I'm not inclined to make the PHB and XGtE Sorcerer Subclasses have a different amount of Subclass Spells than the ones from TCoE.
I do have Tasha's and I think that was a bit much to give them 2 extra spells. Not as bad as the twilight cleric, but still a power creep, definitely.
 





doctorbadwolf

Heretic of The Seventh Circle
Middling? The sorcerer has almost caught up with the wizard with these 2 subclasses no?
Not if you consider Wizards to be the most powerful class, they aren’t. (Bards and Clerics are both more powerful, and arguably Druids depending on subclass).

Getting some bonus spells just…doesn’t add that much power to a class. It mostly makes them more fun and less frustrating to play.
Treantmonk sure was happy when the Tasha's sorcerers came out.
I find Treatmonk’s analysis fairly…biased toward a certain perspective on how the game is played, but yeah, Sorcerers of those subclasses are…maybe toward the bottom of the top third of classes?

The bonus spells are the least reason for the Tasha’s Sorcerers being more powerful than the PHB Sorcerer Origins, but even taken as a whole they aren’t outside the normal power band of the PHB.
 


Stormonu

Legend
Divine Soul
1st - Bless, Healing Word
2nd - Lesser Restoration, Spiritual Weapon
3rd - Daylight, Spirit Guardians
4th - Death Ward, Guardian of Faith
5th - Dawn (X), Holy Weapon (X)

Shadow
1st - False Life, Silent Image
2nd - Blindness/Deafness, Darkness
3rd - Fear, Vampiric Touch
4th - Evard's Black Tentacles, Mordenkainen's Faithful Hound
5th - Danse macabre (X), Negative Energy Flood (X)

Storm
1st - Fog Cloud, Thunderwave
2nd - Gust of Wind, Misty Step
3rd - Fly, Lightning Bolt
4th - Hallucinatory Terrain, Ice Storm
5th - Cloudkill, Control Winds (X)

Draconic
1st - Burning Hands, Mage Armor
2nd - Darkvision, Enlarge/Reduce
3rd - Fear, Fly
4th - Polymorph, Stoneskin
5th - Scrying, Seeming

Wild Magic
1st - Dissonant Whispers, Nystul's Magic Aura
2nd - Detect Thoughts, Suggestion
3rd - Major Image, Nondetection
4th - Fabricate, Confusion
5th - Contact Other Plane, Seeming
 

Levistus's_Leviathan

5e Freelancer
I do have Tasha's and I think that was a bit much to give them 2 extra spells. Not as bad as the twilight cleric, but still a power creep, definitely.
You say that as if power creep is always bad. Power creep isn't bad when it's done to a character option that needs help.

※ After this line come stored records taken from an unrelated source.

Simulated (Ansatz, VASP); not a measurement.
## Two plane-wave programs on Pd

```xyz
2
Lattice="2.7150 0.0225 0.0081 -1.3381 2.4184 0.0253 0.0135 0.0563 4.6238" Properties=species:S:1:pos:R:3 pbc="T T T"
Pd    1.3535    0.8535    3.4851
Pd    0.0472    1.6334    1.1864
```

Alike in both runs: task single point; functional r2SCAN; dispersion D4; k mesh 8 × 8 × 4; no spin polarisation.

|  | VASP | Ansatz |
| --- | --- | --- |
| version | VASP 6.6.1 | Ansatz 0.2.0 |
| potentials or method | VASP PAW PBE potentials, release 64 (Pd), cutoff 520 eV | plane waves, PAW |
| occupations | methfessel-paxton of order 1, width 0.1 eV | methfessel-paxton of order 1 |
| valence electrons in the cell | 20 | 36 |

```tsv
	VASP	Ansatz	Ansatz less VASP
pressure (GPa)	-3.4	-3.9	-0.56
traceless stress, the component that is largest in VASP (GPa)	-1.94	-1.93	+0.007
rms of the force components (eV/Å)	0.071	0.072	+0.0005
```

I mean, Dragonborn are being revised and re-released in Fizban's Treasury of Dragons, but I don't see anyone crying "WotC is Power-Creeping!!! They're going to destroy the game!!!", largely because many people hold the opinion that the PHB's Dragonborn race is a bit underpowered. Monks and Rangers got boosts in Tasha's Cauldron of Everything, and no one is calling those changes OP, even though they're obviously examples of "power creep".

Some things in 5e are bad power creep, like the Peace and Twilight Clerics (especially the Twilight Cleric), the Wizard's "Cantrip Formulas" feature from TCoE (seriously, WotC, Wizards did not need a buff!!!), and maybe the Cleric's Blessed Strikes variant feature. I dislike these types of power creep, where you're just giving more effective abilities/options to a character option that was already doing fine/incredibly well in its original form. However, when an option is lacking mechanically, appropriate doses of power creep can be a good thing.

"Power Creep" is not always a bad thing.